Erie’s Trautman denies claims in Buffalo abuse suit
By Ed Palattella
March 7, 2020
Former bishop, accused of cover-up, is disputing constitutionality of New York law that lets plaintiffs sue in old cases.
Retired Erie Catholic Bishop Donald W. Trautman is challenging New York’s landmark Child Victims Act as he seeks to dismiss a lawsuit that claims he covered up clergy sex abuse of a minor when he was a top official in the Catholic Diocese of Buffalo in the 1980s.
The Child Victims Act “is unconstitutional,” lawyers for Trautman wrote in his initial legal response to the suit, filed in December in Erie County, New York.
The lawyers also wrote that the law violates Trautman’s rights to due process under the New York constitution, and that Trautman denies all the claims in the suit.
The complaint should be dismissed “in its entirety,” according to the response, filed Thursday. The 11-page response lists denials for the claims in the suit without providing details, as is customary in the early stages of litigation. The claims and counterclaims are expected to get more detailed as the case proceeds.
Trautman, 83, was vicar general of the Catholic Diocese of Buffalo and then its auxiliary bishop for five years before he became bishop of the Catholic Diocese of Erie. He led the 13-county Catholic Diocese of Erie from 1990 to 2012.
The New York Child Victims Act gives victims a one-year window to sue, no matter what the statute of limitations at the time of the abuse. The New York Legislature a year ago passed the law in response to the Roman Catholic clergy sex-abuse crisis nationwide, including the release, in August 2018, of the grand jury report on clergy sex abuse in the Roman Catholic Church across Pennsylvania.
The New York law went into effect Aug. 14, triggering the filing of hundreds of lawsuits, contributing to the Diocese of Buffalo filing for Chapter 11 bankruptcy protection on Feb. 28.
In the suit involving Trautman, the Catholic Diocese of Erie is also named as a defendant, along with the Catholic Diocese of Buffalo and a Catholic church and school in the Buffalo area. Trautman and the other Buffalo defendants are accused of failing to prevent the abuse or covering it up.

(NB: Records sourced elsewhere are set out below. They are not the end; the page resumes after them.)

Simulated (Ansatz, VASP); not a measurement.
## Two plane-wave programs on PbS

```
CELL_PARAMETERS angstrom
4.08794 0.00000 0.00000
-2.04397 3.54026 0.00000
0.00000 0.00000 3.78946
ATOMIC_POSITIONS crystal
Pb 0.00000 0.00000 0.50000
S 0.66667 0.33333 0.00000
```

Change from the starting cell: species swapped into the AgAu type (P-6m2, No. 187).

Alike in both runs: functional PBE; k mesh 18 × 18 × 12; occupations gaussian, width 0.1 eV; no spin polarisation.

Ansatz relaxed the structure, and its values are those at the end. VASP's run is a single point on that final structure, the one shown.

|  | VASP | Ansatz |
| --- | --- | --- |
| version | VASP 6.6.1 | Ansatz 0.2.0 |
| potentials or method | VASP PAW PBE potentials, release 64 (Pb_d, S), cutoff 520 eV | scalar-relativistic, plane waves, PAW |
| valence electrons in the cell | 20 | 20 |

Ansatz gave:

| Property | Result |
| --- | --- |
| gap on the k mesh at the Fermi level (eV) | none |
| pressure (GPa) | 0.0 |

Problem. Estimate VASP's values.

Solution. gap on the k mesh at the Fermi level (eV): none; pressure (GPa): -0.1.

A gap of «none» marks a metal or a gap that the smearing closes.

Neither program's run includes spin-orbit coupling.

The claims against the Catholic Diocese of Erie are more indirect. The suit contends that Trautman continued to cover up abuse while he was in Erie, though the underlying allegations in the lawsuit refer to the case in Buffalo.
The suit, in which the plaintiff is listed only as PB-14 Doe, claims “Trautman took his playbook of covering up clergy abuse from Buffalo, New York, to Erie, Pennsylvania, where he currently resides and maintains an office, and where he continued to carry out the aforesaid cover up for decades.”
Lawyers for the Catholic Diocese of Erie have until March 31 to respond to the suit, according to a filing docketed on Monday. The diocese has said that the current bishop of Erie, Lawrence Persico, who succeeded Trautman in 2012, would cooperate in the case but would not comment on it. Persico is not a defendant.
The Catholic Diocese of Erie is not paying for Trautman’s legal fees in the New York case, the diocese’s spokeswoman told the Erie Times-News. The Catholic Diocese of Erie’s law firm in the case is K&L Gates, with headquarters in Pittsburgh, while the firm representing Trautman is the Buffalo-based Lippes, Mathais, Wexler, Friedman.
A spokesman for the Diocese of Buffalo did not respond to an email about whether that diocese is paying Trautman’s legal fees, though the Lippes firm is representing the Catholic Diocese of Buffalo in other Child Victims Act cases, according to court records.
The lead lawyer for Trautman is Dennis C. Vacco, a partner in the Lippes firm and a former attorney general for New York and a former U.S. attorney for the Western District of New York, which is based in Buffalo. In another Child Victims Act case in which Vacco is representing the Catholic Diocese of Buffalo, Vacco is also arguing that the law is unconstitutional.
The suit involving Trautman focuses on the Rev. Gerard A. Smyczynski, a priest in the Catholic Diocese of Buffalo who died in 1999. The suit claims Smyczynski abused the plaintiff in the mid-1980s, when the boy was 10, after he met Smyczynski when the plaintiff was a student and altar boy at Infant of Prague Catholic Church and school, in Cheektowaga, New York.
After the suit was filed, Trautman told the Erie Times-News that he did not recall Smyczynski’s name. Trautman lives in Erie and keeps an office at the Catholic Diocese of Erie’s administration building.
The Buffalo suit claims, among other things, that Trautman knew of Smyczynski’s abuse and failed to investigate it and report it. The suit also claims that, as part of the cover-up, Trautman “expedited an annulment for a member of Plaintiff’s family with the hope of ensuring their silence about the abuses perpetrated by Fr. Smyczynski and covering up those abuses.”
The Catholic Diocese of Erie is not facing similar cases in Pennsylvania because the state General Assembly did not pass a look-back law that would take effect immediately and be similar to New York’s Child Victims Act.
The General Assembly instead approved, in November, a measure that would amend the state constitution to allow for the two-year window to sue. But the amendment process will take years.
The Catholic Diocese of Erie and other Roman Catholic dioceses statewide established compensation funds for victims, though victims who receive money from those funds must waive their right to take court action over abuse.